I have wanted to talk about barbless hooks for some time. Now that we are entering a new fishing year, and it’s the time of year many people consider doing something different, let’s do discuss it.
As fly-fishers, our greatest resource is our fish. One of the best ways to protect that precious resource is by fishing barbless flies. My guess is that the majority of us practice catch and release either entirely or in some form or other. Removing barbless flies is so much easier than wrestling a barbed fly from a slippery, squirming fish. And, in many cases, that barbed fly does some ripping and tearing on the fish as it is extracted. On too many occasions, I have netted fish with a missing or badly torn mandible. A mandible is a like a lip for a trout. Certainly, there is no proof that the damage comes from an extracted barbed fly, but there is certainly a high likelihood that the culprit was just that. The larger the fly…. the more potential damage. I love fishing streamers on occasion, but a barbed streamer can really do damage.
The lips and mouth of a fish are not the only parts of the anatomy to worry about. Sooner or later, a fish will turn on your fly; and, you will engage with what is called fowl hooking. In other words, your fly will impale the fish somewhere in the body or in a fin/tail. Removing a barbless fly will cause much less damage to that other body part
So much for the fish. Many years ago, I was throwing a dry fly in a heavy wind when the wind grabbed my line on the back cast. The fly was driven into my face just on the outer edge of my nostril. My fishing buddy tried to carefully remove it to no avail. It was deeply imbedded with, of course, a barb to deal with. Three hours later a doctor removed it. No fun! Perhaps it might have been doable without the barbs.

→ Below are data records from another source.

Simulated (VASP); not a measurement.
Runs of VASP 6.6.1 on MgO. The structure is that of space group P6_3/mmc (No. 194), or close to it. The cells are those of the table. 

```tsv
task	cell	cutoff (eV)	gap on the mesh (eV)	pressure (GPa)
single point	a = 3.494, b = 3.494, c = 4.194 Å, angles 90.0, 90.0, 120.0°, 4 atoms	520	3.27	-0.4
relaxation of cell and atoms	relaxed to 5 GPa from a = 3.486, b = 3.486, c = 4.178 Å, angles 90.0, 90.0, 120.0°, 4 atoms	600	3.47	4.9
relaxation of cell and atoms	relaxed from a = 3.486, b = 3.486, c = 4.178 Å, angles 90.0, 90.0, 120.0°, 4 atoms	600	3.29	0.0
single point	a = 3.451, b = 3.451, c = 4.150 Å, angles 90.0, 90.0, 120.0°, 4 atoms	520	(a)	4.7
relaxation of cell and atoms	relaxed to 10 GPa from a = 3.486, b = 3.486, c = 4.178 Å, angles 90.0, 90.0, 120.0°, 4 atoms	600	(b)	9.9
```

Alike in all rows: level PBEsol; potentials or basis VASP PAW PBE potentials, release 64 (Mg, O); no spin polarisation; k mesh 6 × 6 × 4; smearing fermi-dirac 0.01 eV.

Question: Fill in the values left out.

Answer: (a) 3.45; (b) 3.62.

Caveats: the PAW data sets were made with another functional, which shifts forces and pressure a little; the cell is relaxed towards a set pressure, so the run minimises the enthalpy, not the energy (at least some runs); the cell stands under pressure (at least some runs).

I made my resolution about 16 years ago. Whether I am tying or buying flies, the first order of business is to file off the barbs. If you are tying, a number of companies now market barbless flies. For example, Tiemco is a very respected hook manufacturer that offers barbless hooks. If you are on the run all the time; and, cannot find the moment to file down your barbs, please carry a small needle-nose plier in your fishing vest and pinch down the barbs as you go. You will help save a lot of fish. Now, one more thing needs to be said about barbless flies. I just don’t think that there are many trout lost because of them. Occasionally, sure. But on the whole, I think the losses are few. Try it out as your New Year Resolution.